4x10 cab with blown speaker..can I use a resistor?

I have a hartke 4x10 xl 400 watt, 8 ohm [wired in parellel] cab. Now. One of these cones has blown. Paper looks good...low volumes sounds great...but anything over half power from my head the one speaker crunches and sounds baddd.... these are 100$ replacement speakers... I found loads used but thoes hartke transit attack 8 ohm 100 watt speakers are just a bit much for me during the holiday season. So I unhooked the blown speaker... and the other one on the same side I could tell was being pushed harder then the 2 on the opposite side.. so with the parallel wireing...could i...temporarily...USE a 100 watt, 8 ohm resistor in place of this one speaker....to keep the cab at 8 ohms and all speakers working g the same? I may be wrong but I feel the speakers are wired in 2 sets. And then that is wired however to give the 8 ohm cab its rating....400 watts... at 8 ohms... with 4, 100 watt 8 ohm speakers. Would removing the speaker and using a resistor not only work.... but keep the whole cab at 400 watts as well? I have a 350 watt at 8 ohm head. I Wana make sure if this works....it won't overpower the other speakers
 
Nope, you HAVE to replace the blown speaker with one that matches the other three in electrical and acoustic properties - in other words, the exact same speaker or one that is as similar as possible. If you can’t match it up, you’ll need four new speakers. The arithmetic of a four-speaker cab is cool, huh? :D And those replacements that are in there now are very likely not matched very well to the enclosure; that’s an issue bass cabs have that guitar speakers don’t.

And, uh… welcome to TB. :thumbsup:
 
No, you already have two problems, you are just solving one problem by creating another and in the end you are chasing this whole thing down the money wasting rabbit hole.

The first problem is random aftermarket drivers, the second problem is that one is blown (no surprise here), and by doing what you propose, you are setting yourself up for more blown drivers and maybe a blown amp too.

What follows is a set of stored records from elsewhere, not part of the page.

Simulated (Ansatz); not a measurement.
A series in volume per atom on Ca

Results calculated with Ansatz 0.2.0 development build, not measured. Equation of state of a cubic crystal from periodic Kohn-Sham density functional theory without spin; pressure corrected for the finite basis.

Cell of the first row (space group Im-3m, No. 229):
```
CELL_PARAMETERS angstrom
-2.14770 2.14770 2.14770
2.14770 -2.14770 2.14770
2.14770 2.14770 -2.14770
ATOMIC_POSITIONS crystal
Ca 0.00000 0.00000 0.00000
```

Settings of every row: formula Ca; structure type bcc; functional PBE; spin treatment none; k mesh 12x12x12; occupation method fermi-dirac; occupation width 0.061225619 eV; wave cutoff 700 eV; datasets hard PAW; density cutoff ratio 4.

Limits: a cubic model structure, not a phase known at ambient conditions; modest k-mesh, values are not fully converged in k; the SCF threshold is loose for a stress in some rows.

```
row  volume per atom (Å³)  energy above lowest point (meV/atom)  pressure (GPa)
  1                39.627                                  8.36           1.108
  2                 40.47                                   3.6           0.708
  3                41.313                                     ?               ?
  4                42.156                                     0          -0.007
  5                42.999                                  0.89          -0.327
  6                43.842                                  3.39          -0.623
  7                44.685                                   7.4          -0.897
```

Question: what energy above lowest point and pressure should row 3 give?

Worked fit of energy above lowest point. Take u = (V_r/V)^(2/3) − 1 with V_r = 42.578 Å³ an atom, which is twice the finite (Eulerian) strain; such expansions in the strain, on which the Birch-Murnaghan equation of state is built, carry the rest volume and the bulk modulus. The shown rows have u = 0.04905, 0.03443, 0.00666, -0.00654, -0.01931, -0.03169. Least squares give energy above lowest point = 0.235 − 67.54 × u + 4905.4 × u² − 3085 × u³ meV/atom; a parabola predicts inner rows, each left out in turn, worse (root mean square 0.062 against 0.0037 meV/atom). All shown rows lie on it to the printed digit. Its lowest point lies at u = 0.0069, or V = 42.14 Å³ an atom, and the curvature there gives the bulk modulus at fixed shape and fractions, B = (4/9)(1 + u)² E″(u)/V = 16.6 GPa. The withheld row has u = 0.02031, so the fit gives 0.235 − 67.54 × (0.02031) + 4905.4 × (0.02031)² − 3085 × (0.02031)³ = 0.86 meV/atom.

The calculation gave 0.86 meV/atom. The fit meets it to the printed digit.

Presumably you bought the cabinet this way?
 
I have a hartke 4x10 xl 400 watt, 8 ohm [wired in parellel] cab. Now. One of these cones has blown. Paper looks good...low volumes sounds great...but anything over half power from my head the one speaker crunches and sounds baddd.... these are 100$ replacement speakers... I found loads used but thoes hartke transit attack 8 ohm 100 watt speakers are just a bit much for me during the holiday season. So I unhooked the blown speaker... and the other one on the same side I could tell was being pushed harder then the 2 on the opposite side.. so with the parallel wireing...could i...temporarily...USE a 100 watt, 8 ohm resistor in place of this one speaker....to keep the cab at 8 ohms and all speakers working g the same? I may be wrong but I feel the speakers are wired in 2 sets. And then that is wired however to give the 8 ohm cab its rating....400 watts... at 8 ohms... with 4, 100 watt 8 ohm speakers. Would removing the speaker and using a resistor not only work.... but keep the whole cab at 400 watts as well? I have a 350 watt at 8 ohm head. I Wana make sure if this works....it won't overpower the other speakers
Doesn't sound like the speakers are in parallel. More like a series-parallel. If the speakers were in complete parallel, four 32 ohm speakers in parallel like an Ampeg SVT, you COULD disconnect the blown one, put a piece of plywood over the hole and play softer. Had to do that once when a driver got kicked in in a night club bass bin with 3 speakers in parallel. Try that in a series-parallel and you WILL blow another speaker! And you MUST replace the speaker with the original Hartke part. Speaker impedance varies with frequency, a resistor does not. Don't do it. Borrow or rent a cab until you can afford to do it right. Have a Hartke, an 810 HyDrive. Hartke speakers are Hartke exclusive.